Here is the company Spirit kept in its brief heyday in the late ’60s and early ’70s:
When I was a SoCAl kid in that era, we used to drive from San Pedro to Torrance to go to the Del Amo Mall, and as a kind of emblem, on the wall of the “hip kids” clothing section at one of the department stores (I forget which) were the most happening band names – the Beatles, Stones, Who, Creedence, Doors, and Hendrix were up there, and so was Spirit. All but the lattermost are cornerstones of the Rock and Roll Hall of Fame, classic rock radio and the popular imagination, and while there may have been bit of hometeam favoritism that helped put Spirit on the rockin’ department store leader board, they were not altogether out of place.
A (very) long car trip last weekend enabled a rare stretch of concerted listening, including the recently reissued The Best of Spirit, and while Spirit may not belong in the Rock Hall, they certainly deserve more respect than they currently get (not much) from the rock establishment.
Spirit was something of a Topanga Canyon psychedelic supergroup with songwriters Jay Ferguson (later of Jo Jo Gunne, a brief solo career, and much film/TV composition work), guitar prodigy Randy (Wolfe) California (who had played with and been renamed by Hendrix), bassist Mark Andes (Jo Jo Gunne, Firefall, Heart), keyboardist John Locke, and drummer Ed “Mr Skin” Cassidy, Randy’s stepfather, who had been a professional jazz drummer since the ’30s (Thelonious Monk, Cannonball Adderley, Art Pepper, Gerry Mulligan).
The original group became a jazzy psychedelic jamming wonder before producing four fine, if uneven, albums between ’68 and ’70, which very nearly perfectly boil down to the 16 songs (11 from the original Best Of, plus 5 bonus tracks), beautifully remastered for this reissue.
Highlights include California’s charging, summery rock-pop classic “I Got a Line On You” (their only Top 40 hit); Ferguson’s buoyant, carnivalesque “Mr. Skin,” which touches upon sex, Ed Cassidy’s shaved head, and sex, with a wicked backbeat; California’s folky, charming, slightly foreboding “Nature’s Way” (in which he sounds uncannily like Jerry Garcia) with great group harmonies. Also of note are “Animal Zoo” “Nothin’ to Hide” “Aren’t You Glad” and the haunting orchestral instrumental “Taurus” (the acoustic guitar figure of which was borrowed whole for the intro to “Stairway to Heaven” – Randy was bitter).

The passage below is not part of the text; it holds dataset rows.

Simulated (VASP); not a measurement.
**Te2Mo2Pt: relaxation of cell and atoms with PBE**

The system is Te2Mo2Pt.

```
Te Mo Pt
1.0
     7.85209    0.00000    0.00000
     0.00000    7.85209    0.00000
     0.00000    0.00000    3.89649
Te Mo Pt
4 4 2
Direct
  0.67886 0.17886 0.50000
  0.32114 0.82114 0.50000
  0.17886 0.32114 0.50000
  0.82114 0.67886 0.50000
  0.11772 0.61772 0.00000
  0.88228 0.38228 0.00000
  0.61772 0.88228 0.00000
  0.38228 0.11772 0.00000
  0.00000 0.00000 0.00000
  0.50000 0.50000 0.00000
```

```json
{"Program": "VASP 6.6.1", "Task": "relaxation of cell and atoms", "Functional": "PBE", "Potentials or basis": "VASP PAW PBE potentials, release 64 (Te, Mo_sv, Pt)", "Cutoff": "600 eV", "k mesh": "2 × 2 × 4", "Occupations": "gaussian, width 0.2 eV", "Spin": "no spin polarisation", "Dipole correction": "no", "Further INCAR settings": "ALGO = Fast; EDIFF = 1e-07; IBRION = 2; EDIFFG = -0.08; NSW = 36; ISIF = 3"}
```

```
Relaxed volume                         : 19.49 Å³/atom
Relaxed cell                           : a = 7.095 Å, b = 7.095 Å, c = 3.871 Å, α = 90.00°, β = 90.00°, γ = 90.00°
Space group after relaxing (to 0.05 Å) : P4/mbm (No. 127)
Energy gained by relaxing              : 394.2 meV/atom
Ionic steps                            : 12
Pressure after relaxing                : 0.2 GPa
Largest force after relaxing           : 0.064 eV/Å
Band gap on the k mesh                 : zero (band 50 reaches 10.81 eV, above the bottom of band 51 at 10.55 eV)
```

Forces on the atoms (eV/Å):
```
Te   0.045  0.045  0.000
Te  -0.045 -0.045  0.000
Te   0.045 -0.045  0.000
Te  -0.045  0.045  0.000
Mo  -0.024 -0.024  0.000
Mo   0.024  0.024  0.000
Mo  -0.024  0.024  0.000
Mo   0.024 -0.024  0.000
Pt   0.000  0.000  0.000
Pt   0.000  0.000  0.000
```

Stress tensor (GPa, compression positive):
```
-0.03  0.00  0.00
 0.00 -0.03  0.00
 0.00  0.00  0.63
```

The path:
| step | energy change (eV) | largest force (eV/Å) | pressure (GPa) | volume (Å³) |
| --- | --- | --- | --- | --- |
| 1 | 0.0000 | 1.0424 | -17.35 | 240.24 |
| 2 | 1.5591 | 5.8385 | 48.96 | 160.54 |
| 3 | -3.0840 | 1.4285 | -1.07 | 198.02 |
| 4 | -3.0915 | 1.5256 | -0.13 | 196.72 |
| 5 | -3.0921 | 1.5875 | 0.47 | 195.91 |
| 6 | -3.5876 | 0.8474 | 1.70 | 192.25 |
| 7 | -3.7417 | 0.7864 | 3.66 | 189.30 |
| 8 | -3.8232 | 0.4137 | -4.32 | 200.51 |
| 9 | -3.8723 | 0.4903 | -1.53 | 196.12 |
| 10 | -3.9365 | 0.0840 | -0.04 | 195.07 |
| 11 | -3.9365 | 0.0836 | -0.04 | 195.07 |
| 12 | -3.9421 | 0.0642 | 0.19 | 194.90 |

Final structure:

The story ends somewhat badly: after the original band broke up, California and Cassidy formed and reformed various versions of Spirit – none up to the original – until California was lost at sea off the coast of Molokai, Hawaii in 1997.
Though not quite up to what some zealots (including the liner note writer here) have labeled them – “the American Pink Floyd” – a noteworthy chapter in rock history nonetheless, and worthy of your attention.